Hoarding, holding on to possessions that do not advance a person’s life or that would be more valuable elsewhere, can have a huge impact on the life of an individual or a household — but how big is it in the world outside? It is bigger than you would think. Hoarding is so widespread that it can move the world’s largest national economy. As I wrote in my Shamanic Economist blog today, hoarding by businesses was so big in the fourth quarter of 2009 that it gave the worst recession in recent U.S. history the appearance of a recovery for that quarter.
Economic recovery sounds like a good thing, but it is a tragedy when thousands of businesses are spending billions of dollars on things that they can only store for later, and ultimately throw away at additional expense. Yet in the United States, we are all part of a culture of hoarding. It is part of the pre-industrial mindset that comes to us from the 19th century, and most of the time, we are not even aware of the ways the hoarding mentality colors our thinking. What is needed is a shift in emphasis from preserving the value of things, as important as that is, to maximizing our ability to work, which is ultimately what will deliver our success.

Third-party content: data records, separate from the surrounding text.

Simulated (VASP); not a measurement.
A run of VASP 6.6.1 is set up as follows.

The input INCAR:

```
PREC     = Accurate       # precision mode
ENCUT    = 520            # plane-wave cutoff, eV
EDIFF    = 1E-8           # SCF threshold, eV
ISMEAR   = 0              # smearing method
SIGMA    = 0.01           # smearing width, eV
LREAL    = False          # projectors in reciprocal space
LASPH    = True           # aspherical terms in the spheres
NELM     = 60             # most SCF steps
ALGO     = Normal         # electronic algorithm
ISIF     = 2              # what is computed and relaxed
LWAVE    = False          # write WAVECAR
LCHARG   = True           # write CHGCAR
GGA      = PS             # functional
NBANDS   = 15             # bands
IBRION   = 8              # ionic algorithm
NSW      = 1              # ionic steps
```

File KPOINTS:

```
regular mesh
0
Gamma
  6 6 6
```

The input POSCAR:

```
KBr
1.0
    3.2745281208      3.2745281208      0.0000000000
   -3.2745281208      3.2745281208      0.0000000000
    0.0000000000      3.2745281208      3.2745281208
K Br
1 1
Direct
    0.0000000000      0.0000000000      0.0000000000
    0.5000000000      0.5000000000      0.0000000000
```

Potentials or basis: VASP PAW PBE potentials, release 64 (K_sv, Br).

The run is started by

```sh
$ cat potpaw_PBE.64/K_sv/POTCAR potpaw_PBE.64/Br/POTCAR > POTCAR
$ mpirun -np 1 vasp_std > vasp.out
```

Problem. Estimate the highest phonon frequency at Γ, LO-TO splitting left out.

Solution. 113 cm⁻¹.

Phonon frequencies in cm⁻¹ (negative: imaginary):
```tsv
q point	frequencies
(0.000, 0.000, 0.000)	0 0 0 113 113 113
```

We can all be part of the solution by making this shift in our individual lives. If you are thinking of buying something that you realistically may never have the chance to use, let it pass. Focus instead on acquiring the things you need for what you are doing right now — the things that will improve your ability to deliver immediate results. Clear away clutter and give yourself more room to work. Shorten your to-do list so that you can take more immediate action. This all sounds terribly mundane until you start doing it, and then you realize: the shift in emphasis from things to action is a shift potentially big enough to change everything.